In the early 1930’s Porters photographs of birds were in black and white, however in the early 1940’s he began using the then new Kodachrome color film, it had slow speed and required the use of large flashbulbs to achieve the correct exposure. Porter used a cumbersome large format camera because he valued the greater detailed the equipment allowed. The lack of mobility of the camera due to its size, Porter would have to spend hours sometimes even days waiting for specific birds to perch near him. His bird photographs where very important because of their meticulous detail while also artistically of note because of their fine technique and composition. His work was in the style of Ansel Adams, showing the subject in a straightforward manner, with emphasis on tone and detail.
Eventually Porter’s color photography went from the portrayal of birds to beautiful natural landscapes. In 1962 he presented an exhibition entitled “In Wildness Is the Preservation of the world”. Porter was active in environmental preservation and had other books published by the Sierra club. He published many books in his lifetime about nature photographs, some of those books include, The Place No One Knew (1963), Baja California (1967), Galapagos (1968), Appalachian Wilderness (1970), and The Tree Where Man Was Born (1972). His finest collection of bird photos was collected in his book, Birds of North America (1972).
In 1979 Eliot Porter’s work was exhibited in Intimate Landscapes, this was first one-person show of color photography at the Metropolitan Museum of Art in New York. This exhibit brought praise to Porter as the one individual who brought credibility to color photography as a medium of fine art. The image selection from this exhibition defined the now known term “Intimate Landscape”. The close range
Quite compositions of natural elements with muted colors and dense textures, meditative and dense with layer meanings. This was the Hallmark of Porter’s work at the exclusion of more expansive and spectacular landscapes.

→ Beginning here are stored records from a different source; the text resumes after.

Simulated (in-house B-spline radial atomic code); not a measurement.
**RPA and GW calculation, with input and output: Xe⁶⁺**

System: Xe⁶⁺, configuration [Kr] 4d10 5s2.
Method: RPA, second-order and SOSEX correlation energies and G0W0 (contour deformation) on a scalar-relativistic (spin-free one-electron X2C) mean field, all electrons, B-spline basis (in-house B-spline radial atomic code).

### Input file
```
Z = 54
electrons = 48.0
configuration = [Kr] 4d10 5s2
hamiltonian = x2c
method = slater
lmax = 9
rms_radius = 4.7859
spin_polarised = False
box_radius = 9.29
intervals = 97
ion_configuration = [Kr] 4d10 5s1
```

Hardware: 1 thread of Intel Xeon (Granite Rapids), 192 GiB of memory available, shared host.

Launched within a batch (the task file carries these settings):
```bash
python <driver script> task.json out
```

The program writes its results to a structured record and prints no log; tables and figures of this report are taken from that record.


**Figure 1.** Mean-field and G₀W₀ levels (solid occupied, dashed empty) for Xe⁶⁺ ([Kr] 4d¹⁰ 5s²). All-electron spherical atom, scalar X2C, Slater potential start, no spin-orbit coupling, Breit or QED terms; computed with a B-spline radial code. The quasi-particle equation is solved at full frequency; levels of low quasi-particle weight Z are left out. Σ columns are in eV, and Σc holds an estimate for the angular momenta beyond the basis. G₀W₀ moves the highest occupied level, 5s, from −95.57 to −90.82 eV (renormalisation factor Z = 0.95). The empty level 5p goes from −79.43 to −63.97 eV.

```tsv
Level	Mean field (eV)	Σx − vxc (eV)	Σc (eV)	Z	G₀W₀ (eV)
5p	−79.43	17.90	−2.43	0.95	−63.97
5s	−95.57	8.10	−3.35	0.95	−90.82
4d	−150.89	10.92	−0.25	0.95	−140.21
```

Porter traveled all over the world to extensively explore and to photograph ecologically important and culturally significant places. In his travels he published books from Glen Canyon in Utah, Maine, Baja California, Galapagos Islands, Antarctica, East Africa, and Iceland. Some of his most noted cultural studies took place in Mexico, Egypt, China, Czechoslovakia, and ancient Greece. The book he had published on Glen Canyon “The Place No One Knew” depicted the canyons appearance before its inundation by the lake Powell reservoir. ​​​​​​​
In 1987 a book named “Making a New Science” published by James Gleick, Cause Porter to reexamine his work in the context of Chaos theory. In the 1990 both Porter and James Gleick collaborated on a project called Nature’s Chaos. This combined Porter’s photographs with an essay by Gleick. Sadly, Eliot Porter passed away in 1990 at the age of 88, in Santa Fe, New Mexico. He had left his personal archive to the Amon Carter Museum of American Art in Fort Worth, Texas.

In Eliot Porters personal life, he had a brother named Fairfield Porter who was a realist painter and art critic. His brother in-law, Michael W. Straus, was commissioner of the United States Bureau of Reclamation. Eliot Porter’s was married to his first wife Marian Brown, from 1927 until there divorce in 1934. Porter then remarried in 1936 to Aline Kilham, where they both move to Santa Fe, New Mexico.

I choose Eliot Porter for this shoot in the style of project because I was really captivated by his work and publishing’s. He had a love for the outdoors just like me. The way that he was able to capture not only bird’s but beautiful landscapes in full color was just amazing for the time. I personally inspire to travel the world some day taking pictures of food, culture, beautiful landscapes, nature, and wildlife. I would love to make a career being a travel photographer and hopefully have great success just like Porter. Who knows maybe one day in the not so distant future I will have some of my greatest work hanging in a art gallery for the whole world to see.